The Government's war on racial harassment was stepped up with the announcement that the courts will be forced to impose tougher sentences where any crimes have a racial element.

The Crime and Disorder Bill to be introduced at the end of the year will include a provision requiring courts to regard evidence of racial hostility in any crime as an aggravating factor when sentencing. This goes further than the manifesto pledge to introduce new offences of racial harassment and racially-motivated violence which will be included in the Bill.

The Lord Chief Justice issued guidance to courts in 1995 to increase sentences where crimes included a proven racial element, after he increased unduly lenient sentences against three offenders. A survey last week by the Crown Prosecution Service showed that the advice was being followed in only one in five cases.

Mr Straw published a tariff of higher sentences requiring courts to impose prison sentences of up to two years longer for crimes where there is evidence of racial harassment or violence. It means the penalty for malicious wounding, which would normally have a maximum sentence of five years imprisonment, could rise to seven years if there was proof of racial harassment or violence.

He also raised possibility that the list of offences which will attract a higher sentences could include racial criminal damage. So offenders could face higher penalties for breaking windows in a racial attack than they would in cases of vandalism.

The law and order Bill will be wide ranging, and Mr Straw promised crime victims the chance to confront the young thugs who offend against them.

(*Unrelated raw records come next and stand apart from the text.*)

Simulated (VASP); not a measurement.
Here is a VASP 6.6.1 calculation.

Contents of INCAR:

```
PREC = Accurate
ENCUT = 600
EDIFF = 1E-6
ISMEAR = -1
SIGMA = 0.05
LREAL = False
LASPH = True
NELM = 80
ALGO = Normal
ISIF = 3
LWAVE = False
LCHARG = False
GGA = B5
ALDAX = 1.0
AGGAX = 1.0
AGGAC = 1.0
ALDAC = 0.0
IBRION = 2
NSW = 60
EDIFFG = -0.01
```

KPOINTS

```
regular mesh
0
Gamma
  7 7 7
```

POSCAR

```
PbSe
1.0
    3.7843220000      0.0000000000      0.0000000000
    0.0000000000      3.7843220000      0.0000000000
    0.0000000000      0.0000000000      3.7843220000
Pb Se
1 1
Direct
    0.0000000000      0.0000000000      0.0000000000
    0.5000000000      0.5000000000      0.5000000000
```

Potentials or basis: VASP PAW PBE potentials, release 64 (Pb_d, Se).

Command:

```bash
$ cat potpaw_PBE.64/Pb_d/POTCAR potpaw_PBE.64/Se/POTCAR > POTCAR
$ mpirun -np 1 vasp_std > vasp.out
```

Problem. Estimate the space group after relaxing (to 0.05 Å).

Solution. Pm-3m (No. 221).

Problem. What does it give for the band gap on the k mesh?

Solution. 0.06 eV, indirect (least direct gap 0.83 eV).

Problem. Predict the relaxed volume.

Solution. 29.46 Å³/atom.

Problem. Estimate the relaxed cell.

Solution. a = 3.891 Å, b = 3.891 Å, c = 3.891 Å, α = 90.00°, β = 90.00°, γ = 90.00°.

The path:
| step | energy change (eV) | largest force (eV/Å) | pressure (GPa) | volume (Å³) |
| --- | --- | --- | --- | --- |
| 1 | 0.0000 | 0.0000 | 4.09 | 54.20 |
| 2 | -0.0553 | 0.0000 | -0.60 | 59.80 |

The Association of Chief Constables (Acpo) gave the proposals a cautious welcome. Nottinghamshire's Chief Constable Colin Bailey, who chairs Acpo's race and community relations sub-committee, said: "It will be important to ensure that any new legislation does not create a counter-productive bureaucratic burden, and that standards of proof are not set at an unrealistically high level that would make the task of police and prosecutor even harder. It is reassuring to see that the consultation paper recognises these potential dangers and in particular provides for alternative verdicts should it not be possible to prove a racist element."

The Government's action on racial violence was warmly welcomed at the conference. Bill Morris, leader of the Transport & General Union yesterday called on Tony Blair to do more for racial equality by following the example of President Bill Clinton and putting more blacks in his government.